Things the World Divides Over: Eating Edition



Because I was raised a vegetarian until the age of 12, I worked out quite late in life that I really had no idea about (or really understood) the culinary philosophy of “meat and three vegetables” — which it seemed most of my peers were raised on. Apparently it is still the most popular dish served in Australian homes.

And once introduced to that “meat + 3” cultural phenomenon I gradually realised there was a science to suffering this nightly humdrum. Some of those raised on this doctrine played with the idea and decided to “stack”. They neatly cut up the stuff on their plate and carefully combined 2 or more items in a “stack” on their fork. When this was revealed to me I was dumbstruck. My instinct was to ingloriously shovel one of those four portions as quickly as possible into my mouth without any thought. See, I am a simple man. And historically food for me has just been “sustenance”. And the act of eating is treated similarly — almost in a primal way. I eat like the cat eats — which isn’t pretty. I eat quickly lest someone steal my food, I eat everything on my plate just in case the next meal is forever away (not a habit the cat practices it should be said), and I could happily eat the same things over and over for the rest of my life (but in saying that — I am developing a taste for variety in my old age).

And this brings me to the next subject.


In that tiny fraction of a second where you ponder the plate in front of you, certain people will assess what tastes best like they had the Terminator’s analytic computer snuck into their brain and decide to save that for last and attack the “healthy, boring” shit first. But naturally others would devour all the best stuff first and leave the worst for last and wonder why the end of the meal was such a struggle and a massive fight with the parentals. IDIOTS!

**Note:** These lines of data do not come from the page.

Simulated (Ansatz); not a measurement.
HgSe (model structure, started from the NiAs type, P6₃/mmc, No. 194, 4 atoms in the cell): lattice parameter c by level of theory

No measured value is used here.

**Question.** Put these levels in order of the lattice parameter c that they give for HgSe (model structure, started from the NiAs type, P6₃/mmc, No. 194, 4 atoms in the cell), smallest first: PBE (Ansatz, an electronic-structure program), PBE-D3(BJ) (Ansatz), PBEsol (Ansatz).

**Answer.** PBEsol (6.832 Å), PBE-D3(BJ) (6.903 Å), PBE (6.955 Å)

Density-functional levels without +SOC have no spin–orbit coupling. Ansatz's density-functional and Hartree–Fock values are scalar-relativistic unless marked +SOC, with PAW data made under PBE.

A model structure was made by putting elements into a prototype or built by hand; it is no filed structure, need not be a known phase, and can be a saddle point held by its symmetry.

And following on from all this… maybe this is just me — but I have never, ever ordered a dessert at a restaurant. When the dessert menu comes out I am overflowing and full of sheer REGRET at how much I have just consumed. Perhaps that’s because I have that “eat everything on your plate just in case” vibe. I also cannot help but order something ridiculously decadent for my main. So I am seriously perplexed by anyone who indulges in this dessert activity. Where do they find the room? The world divides.


It goes without saying that a LOT of people hate that aniseed flavour. Indeed I think there are officially packets of jelly beans that quite racistly exclude “the black ones”. But for me, the black jelly beans were so orgasmically intense and so much better than the other dipshits in the packet — they were like treasure. And having a predilection for them just meant if a kid had a packet of jelly beans to share, there were more for me. Genius.

(Not my photo btw)


So 2 minute noodles are something I could write a whole blog about. And it is because they were my introduction to cooking — unless you count making toast as cooking — and 2 minute noodles were where I cut my teeth (if that’s not confusing my metaphors). I suspect cooking is just like songwriting. It’s all about timing, experimentation, and knowing the rules just so you can break them.


See how I juxtaposed the KitchenAid with the Mi Goreng?

Anyway — I spent 3 long years in uni and I made a lot of noodles — and this was in the primitive days before Mi Goreng. So the point here is that everyone makes their noodles their own way. For instance there are those that like the wet version and others who like to drain. Some people add butter or cheese — and then there’s my friend Jess Jardine who adds peanut butter. Weird!


Dee loves utensils. She is borderline obsessive about having a knife for every single meal — even if the meal is easily consumed without one. Indeed I suspect when soup is on the menu she secretly wishes for at least a “spork”. Meanwhile, I will only use a knife when it is absolutely necessary.


I am interested to know if there are other divisions in the eating community — you know, make a comment if you want. Dee tells me she can’t stand mixing fruit and meat (unless it’s pineapple, and usually ham) and that two distinct meats in a meal is a big no-no.